Date of Award


Document Type


Degree Name

Doctor of Ministry (DMin)



First Advisor

Gregg Borror, DMin

Second Advisor

Karen Claassen, DMin

Third Advisor

Leonard I. Sweet, PhD


Congregational growth remains a dominant model for pastoral ministry in a USAmerican, United Methodist context today. Yet producing sustained growth has proven to be immensely difficult. Ongoing quantitative and qualitative analysis of cultural attitudes toward Christianity today show that the long-standing vocational emphasis on growth has not proven fruitful.

The claim of this work is that the ongoing problem of church decline is not strategic, but semiotic: the basis for continued congregational decline comes not from faulty planning but from a problematic conflation of growth with improvement. For many, Church Growth is influenced by a definition of human and social development shaped by an Enlightenment ideology of progress and is signified with an image of a rising line, the logical end of which would be the achievement of the kingdom of God.

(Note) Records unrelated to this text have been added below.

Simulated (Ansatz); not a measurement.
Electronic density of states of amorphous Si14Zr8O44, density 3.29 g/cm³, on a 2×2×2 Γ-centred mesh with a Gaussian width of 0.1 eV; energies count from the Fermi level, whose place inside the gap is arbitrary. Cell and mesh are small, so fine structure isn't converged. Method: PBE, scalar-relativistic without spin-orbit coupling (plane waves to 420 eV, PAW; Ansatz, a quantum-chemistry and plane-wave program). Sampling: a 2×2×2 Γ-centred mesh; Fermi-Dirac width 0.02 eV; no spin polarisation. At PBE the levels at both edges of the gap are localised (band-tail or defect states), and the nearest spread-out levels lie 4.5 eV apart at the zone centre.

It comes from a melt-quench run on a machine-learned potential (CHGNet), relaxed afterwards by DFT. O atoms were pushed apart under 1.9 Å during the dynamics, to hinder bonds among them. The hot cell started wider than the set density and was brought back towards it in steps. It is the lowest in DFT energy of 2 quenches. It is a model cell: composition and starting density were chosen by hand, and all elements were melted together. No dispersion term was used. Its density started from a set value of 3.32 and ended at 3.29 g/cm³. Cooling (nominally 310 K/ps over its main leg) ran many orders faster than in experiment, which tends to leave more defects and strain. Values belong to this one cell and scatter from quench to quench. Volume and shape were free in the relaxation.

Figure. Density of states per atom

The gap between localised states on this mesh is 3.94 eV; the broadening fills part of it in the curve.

The primary goal of this work is iconoclastic. Attempts to create lasting change in the church begin not simply by naming new images, but by breaking persistent, problematic images. Part One outlines the current state of congregational decline and scans a fifty-year history of church growth initiatives. Part Two examines the development of an ideology of progress, signified as an ascending line to heaven and examines theological and historical foundations of a faulty understanding of growth. Part Three examines church responses to the ideology of progress, including “ecclesiologies of improvement”, and offers biblical and theological rationale for the insufficiency of improvement as an image for understanding the nature and purpose of the church. Breaking the limitations of the image of the incline will free pastors to rediscover biblical definitions for growth. I conclude with alternative images worthy of further research.